Category Archives: LG

LG G Flex Curved Screen Smartphone



LG LogoLG have announced the widely anticipated G Flex smartphone, the first to have a significantly curved screen. Obviously there have been smartphones with curved screens before, such as the Nexus S and the original Palm Pre, but the LG Flex is the first to make the curved screen into a major feature. Intended to follow the features of the face, physical improvements are accompanied by changes to the user interface to take advantage of the curved screen.

The new 6″ screen is based on the world’s largest Plastic OLED (POLED) display and as might be guessed from the name, the display and curved OLED panel are built on plastic substrates instead of glass. Further by combining all three sub-pixels (RGB) into a singled pixel, the display is brighter and clearer too.

Although the curved screen is the most obvious development, developing a curved battery was also a necessity. A sister company, LG Chem, developed the curved battery technology specifically for the G Flex and it has a capacity of 3,500 mAh, which should see the G Flex through the day.  For comparison, 2,500 mAH is fairly standard on smartphones. Perhaps unsurprisingly, the battery isn’t removeable.

LG G Flex Back

The G Flex is similar to the G2, with the volume buttons on the back, and several of its software enhancements such as KnockOn are included. New to the G Flex is dual windows, giving the ability to run two apps side-by-side. With such a large screen, that’s going to be a handy feature.

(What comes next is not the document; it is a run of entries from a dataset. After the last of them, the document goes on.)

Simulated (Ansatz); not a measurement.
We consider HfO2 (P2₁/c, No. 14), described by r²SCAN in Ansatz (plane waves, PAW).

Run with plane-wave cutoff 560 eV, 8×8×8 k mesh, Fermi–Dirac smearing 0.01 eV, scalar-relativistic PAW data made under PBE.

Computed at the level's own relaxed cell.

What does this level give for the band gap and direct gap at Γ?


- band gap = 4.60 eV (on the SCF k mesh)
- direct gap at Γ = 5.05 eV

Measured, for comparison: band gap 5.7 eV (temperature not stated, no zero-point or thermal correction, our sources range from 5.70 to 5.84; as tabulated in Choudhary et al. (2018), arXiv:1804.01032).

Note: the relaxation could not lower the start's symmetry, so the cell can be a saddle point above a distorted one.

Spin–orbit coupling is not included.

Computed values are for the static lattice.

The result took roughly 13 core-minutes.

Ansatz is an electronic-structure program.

Some thought has been given to the impace of the curved screen, particular with regard to day-to-day use. First, considering the G Flex is going to be placed face-up on a desk, there’s going to be sweet-spot where the phone naturally rests because of the curved back. To avoid general wear, the rear has been give an elastic self-healing coating to mitigate any nicks and scratches. Second, as the phone can be placed face-down with out fear of scratching the screen, the rear LED is given more roles, such as flashing for repeated unanswered calls. The LED also acts as a countdown for the camera in timer mode.

LG G Flex Front

Other features are much as you’d expect for a high-end smartphone (taken from press release for the Korean version).

  • CPU: 2.26 GHz Quad-Core Qualcomm® Snapdragon™ 800 (MSM 8974)
  • GPU: Adreno 330, 450MHz
  • Display: 6-inch HD (1280 x 720), Curved P-OLED (Real RGB)
  • Memory: 2GB LP DDR3 RAM / 32GB eMMc
  • Camera: Rear 13.0MP / Front 2.1MP
  • Battery: 3,500mAh (embedded)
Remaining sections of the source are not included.